I don’t know the complete history and rationale of boost::hash_combine but I guess it was not designed with floats in mind and probably comes from the 32 bit era. On my real-world data set with 90000 entries, I had 3% hash collisions with myhash_float and only 0.2% with myhash_int. While a “real” hash like xxHash realistically produces no collisions for this number of entries, a few collisions do not explain the large performance gap.

Side note: xxHash and similar hash functions are mainly designed for high throughput when processing larger amounts of data, like complete files or buffers. That being said, they still often try to guarantee good performance on small data, like keys for hash maps. xxHash is also explicitly optimized for good throughput and latency on data consisting of only a few bytes. However, its higher hash quality is not free and the overhead can be an order of magnitude slowdown when compared to ad-hoc special-purpose hashes for hash maps, like myhash_xyz above.

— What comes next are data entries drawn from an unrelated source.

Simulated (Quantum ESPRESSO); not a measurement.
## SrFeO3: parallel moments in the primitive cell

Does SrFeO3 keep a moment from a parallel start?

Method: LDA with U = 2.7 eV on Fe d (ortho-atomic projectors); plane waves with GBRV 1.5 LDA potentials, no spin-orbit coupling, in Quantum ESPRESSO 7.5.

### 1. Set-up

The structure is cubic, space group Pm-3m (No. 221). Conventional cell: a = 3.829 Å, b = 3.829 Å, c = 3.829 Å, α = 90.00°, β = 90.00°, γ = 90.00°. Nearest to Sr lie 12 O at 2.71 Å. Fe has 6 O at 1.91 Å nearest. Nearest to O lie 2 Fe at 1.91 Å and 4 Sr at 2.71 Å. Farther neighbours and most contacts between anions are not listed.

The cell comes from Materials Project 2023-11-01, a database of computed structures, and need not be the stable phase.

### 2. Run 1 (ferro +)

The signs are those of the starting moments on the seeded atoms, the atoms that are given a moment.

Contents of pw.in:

Back to my issue. Where do we lose 50x performance if the number of collisions is way too low to justify the difference?

On a 64 bit desktop, hash maps tend to use 64 bit hashes, like a size_t. However, the number of buckets is significantly less, typically within factor 2 of the number of entries. Thus, each hash map has a way to map a hash h to a bucket index i.

The naive mapping would be i = h % bucket_count. Full 64 bit division and modulo is quite expensive, requiring 25-40 cycles on typical desktops. If bucket_count is a power of two, we can optimize the mapping to i = h & (bucket_count - 1), which is effectively free.

The discerning reader might already see the problem: This mapping now amounts to throwing away most of the bits of h.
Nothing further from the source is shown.